At best you can have a collection of tags to decribe someones outlook, but even that is stretching it especially as people are irrational and depending on the topic might have contradicting alignment views.

The next thing are classes. They railroad the development of characters and severly limit what type of characters, and with that what type of games, you can play.
 

So I've recently kicked off an urban fantasy game. It's meant to be the pickup game for those times when we can't get everyone together for the main game (a PF game my wife is running.)

The urban fantasy game can, in theory, work as an example of the PCs not being a "party." As a pick up game my intention is that it can go ahead if me and even one other person is up for a game session at any given time.* So in theory what we have is 4 characters any of whom can be doing their own thing or working in combination with any/all of the others in any given session. All depending on player availability. Ideally I'll keep each session to a complete arc, even if I have to make it a mini arc.

To keep track of all the possible arcs I'm keeping a calendar. I'll start each session by telling/reminding the players where this session will fall on the calendar and in relation to the other stories they're involved in.

So far though I'm really having trouble getting the players to, for want of a better term, break ranks. They don't want to play any sessions without everyone there. But it's early days and hopefully as the characters get more development, get their own goals, the players will be keen to follow these up and be more amenable to a non-party party structure and not have to have everyone all together all the time.


*Me? I don't have much of a life, I'm almost always up for a game session. I have made this clear to the other players. 8-p
 

I think this is a very D&D (or D&D-inspired/adjacent) thing.

It relates to another aspect of RPGing: how much fiction/story is expected to be got through per three-or-so-hour session of play?
However much makes sense.

Sometimes, that might consist of many different activities done at a low degree of granularity. Other times, it might consist of one combat which carries over into the next session. Other times, it might be a month of downtime and treasury division. Other times, it might be a long in-character chat or argument or pranks or whatever plus two rooms worth of exploration. It's all good.

There's always another session.
D&D seems to generally assume that the answer is less than a three hour film would get through. And less than twelve comics would get through (I'm figuring 15 to 20 minutes to read each comic).

I've become a fan of trying to speed that up.
IMO the thing that always ends up sacrificed on the altar of speed is depth and richness of play and-or immersion into the setting (and-or character). I'd rather sacrifice the speed.
 

Imagine an RPG where each PC is a merchant in a bazaar selling a particular kind of goods. They spend all day in close proximity to one another and have similar broad goals, but they are not aligned and certainly not on an adventure. They compete for customers and have to deal with thieves, corrupt city officials and all sorts of calamities and nonsense. Sometimes they can work together to solve a mutual problem and sometimes they undermine one another.
OK for a few sessions maybe, but how in the nine hells am I going to spin that out into a ten-year campaign?
 

Because we're friends who enjoy RPGing together? That's always been my main reason.

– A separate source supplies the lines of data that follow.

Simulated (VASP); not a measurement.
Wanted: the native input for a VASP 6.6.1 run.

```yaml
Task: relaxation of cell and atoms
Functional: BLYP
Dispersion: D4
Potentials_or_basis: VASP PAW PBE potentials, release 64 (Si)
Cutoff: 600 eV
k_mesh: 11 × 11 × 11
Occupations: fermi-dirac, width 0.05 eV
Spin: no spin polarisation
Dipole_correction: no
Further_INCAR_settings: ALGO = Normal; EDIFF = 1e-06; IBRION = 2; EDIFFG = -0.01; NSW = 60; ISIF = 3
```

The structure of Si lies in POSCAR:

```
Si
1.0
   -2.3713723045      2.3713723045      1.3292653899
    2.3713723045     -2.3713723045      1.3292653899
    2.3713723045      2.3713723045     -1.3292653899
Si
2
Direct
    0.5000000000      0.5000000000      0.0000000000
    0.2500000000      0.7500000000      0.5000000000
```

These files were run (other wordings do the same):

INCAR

As I already mentioned, I think Apocalypse World is the poster child for this.

The last time I ran Cthulhu Dark, I told the players I wanted us to play in late-Victorian England. Character creation consists in choosing a name and occupation: one player chose an American journalist visiting England, reporting on imperialism for a left-wing paper; the other chose a butler sent to London on an errand because his master was indisposed. I started with the journalist and introduced a mystery/lead; I then cut to the butler and introduced a different lead; then back to the journalist, where I had a fire start in the apartments he was visiting; and then to the butler, who - as it turned out - was next door to the fire. It didn't take long to intertwine the mystery of imperial dealings in Bohemia and East Africa and the mystery of the indisposed master: the point of intersection was were-hyenas. The two PCs crossed paths more than once, but never actually worked together.
You had a huge built-in advantage here in that it appears you only had two players, meaning jumps back and forth from one to the other could happen pretty fast and each player was active about the same amount of time as not.

What if there had been five players?
 

Because it's cool? And because actions of Rob's character will inevitably cause ripples and affect your character?
But if my character doesn't know what Rob's character is doing at the time e.g. my guy's not present in the scene, then I-as-player shouldn't know either. And if my character is present in the scene then in theory I'd be able to jump in and add my bit.
Rob the Gunlugger asks the GM for a gig to earn some quick buck, she smiles and tells him that the local warlord wants to, khm, "persuade" one particular guy to join his gang. The guy in question? Joe the Savvyhead, another PC, who, by the way, keeps YOUR choppers running.
Here, if I'm playing Joe then I-as-player shouldn't know about ANY of this until Rob's PC gets to mine and starts trying to persuade me.
 


I have at best 20 years of gaming left before I dirt nap, and me and my table don't need any changes in the gaming fundamentals to have fun during those coming decades.

As to character advancement, I see it as necessary as we usually play long campaigns. Even though we focus on the roleplaying aspect with very little combat, some kind of advancement is necessary to keep the challenge up for several years, be it levels, skills or gear/money. Or maybe there is some other way to do it without advancement, but it's not something we explicitly need or wish for.

And no, I don't mind being a gaming-conservative boring old fart!
 

OK for a few sessions maybe, but how in the nine hells am I going to spin that out into a ten-year campaign?
But if my character doesn't know what Rob's character is doing at the time e.g. my guy's not present in the scene, then I-as-player shouldn't know either.
You had a huge built-in advantage here in that it appears you only had two players, meaning jumps back and forth from one to the other could happen pretty fast and each player was active about the same amount of time as not.

What if there had been five players?
So if I wanted to play a campaign that satisfied @Lanefan's normative demands - must run for hundreds of sessions, must not allow players to act on knowledge of in-fiction events where their PCs are not present, must work for five or ten or however many players - then I would not be suggesting possibilities that violate those norms.

But those norms are not essential for RPGing. My personal view is that RPGing is more satisfactory if they are abandoned. Thus, when I've got two players, I will use techniques that work for two players; given that part of what's fun in RPGing is knowing what is happening to your friend's PC, and the players are here to have fun, I will encourage them to pay attention to what is happening to one another's PCs; and if a game will work best over a one, or three, or whatever session arc, then that's how long we'll play it for.